Lots of digital ink has already been spilled over what has been announced regarding the upcoming August 1, 2018, merger of the Marriott Rewards and Starwood Preferred Guest programs. One question we won't know the answer to until the changes go into effect is what the blackout-date policy of the new program will be, and even more importantly, how it will be implemented.
Marriott has a much more restrictive "no-blackout-date" policy than Starwood
As I explained back in 2014, Marriott allows properties to designate "Inventory Control Dates," on which they're allowed to limit the number of standard rooms available for redemptions. The tortured reasoning seems to be that it's not the date that's blacked out, but rather the rooms that are blacked out.
Starwood, on the other hand, states that "As a Starwood Preferred Guest member, you’ll never encounter a blackout date for Free Night Awards at SPG Participating Hotels. Unlike our competitors, we don’t limit the number of standard rooms available for redemption. So, if we have a standard room available at an SPG Participating Hotel, and you have the Starpoints – it's yours."

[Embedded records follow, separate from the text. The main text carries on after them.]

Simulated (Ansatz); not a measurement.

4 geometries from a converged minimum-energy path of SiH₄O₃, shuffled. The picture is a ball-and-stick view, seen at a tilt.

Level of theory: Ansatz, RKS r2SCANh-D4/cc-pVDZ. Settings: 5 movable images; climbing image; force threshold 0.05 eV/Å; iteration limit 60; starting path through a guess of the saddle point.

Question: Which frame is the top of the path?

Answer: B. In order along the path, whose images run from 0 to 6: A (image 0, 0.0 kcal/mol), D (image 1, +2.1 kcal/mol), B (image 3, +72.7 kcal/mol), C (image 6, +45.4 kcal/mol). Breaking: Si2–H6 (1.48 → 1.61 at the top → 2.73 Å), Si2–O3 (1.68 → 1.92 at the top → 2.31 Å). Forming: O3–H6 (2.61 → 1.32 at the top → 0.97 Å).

The merger page simply reads, "No blackout dates to get in your way," without any additional details.
Inventory control dates will infuriate Starwood loyalists
There are many times more Marriott properties than Starwood properties, and Marriott property managers are used to their inventory control dates, so I do not see how it would be possible for the combined program to adopt Starwood's much more generous policy without spending vastly more money reimbursing properties for award nights.
But it almost seems less plausible that starting August 1 Starwood members won't be able to redeem their points without restriction at properties where they can today!
There are ways Marriott could attempt to thread this needle. Since different brands already have different service standards (shampoo, bathrobes, room service), they could simply say that existing Starwood brands will have as one of their service standards a true no-blackout-date policy, while existing Marriott brands will continue to use inventory control dates.
Alternately, they could use Starwood's policy globally, but turn a blind eye to properties abusing the definition of a "standard room" (it may be apocryphal, but my favorite version of this is the property that supposedly put a fax machine in the corner of their standard rooms and called them "executive").
Both Marriott members are rightfully glad they can now book Starwood properties, and Starwood members are looking forward to the big 43% cut to the cost of top-tier properties coming in August. But while Starwood members know to be concerned about the influx of members to their preferred properties, a process that will only accelerate when the programs finally merge and making reservations across brands becomes seamless, the introduction of inventory control dates would mean that bigger pool of members and points will be chasing fewer total available rooms for redemption.
We'll find out soon enough if and how Marriott deals with the problem!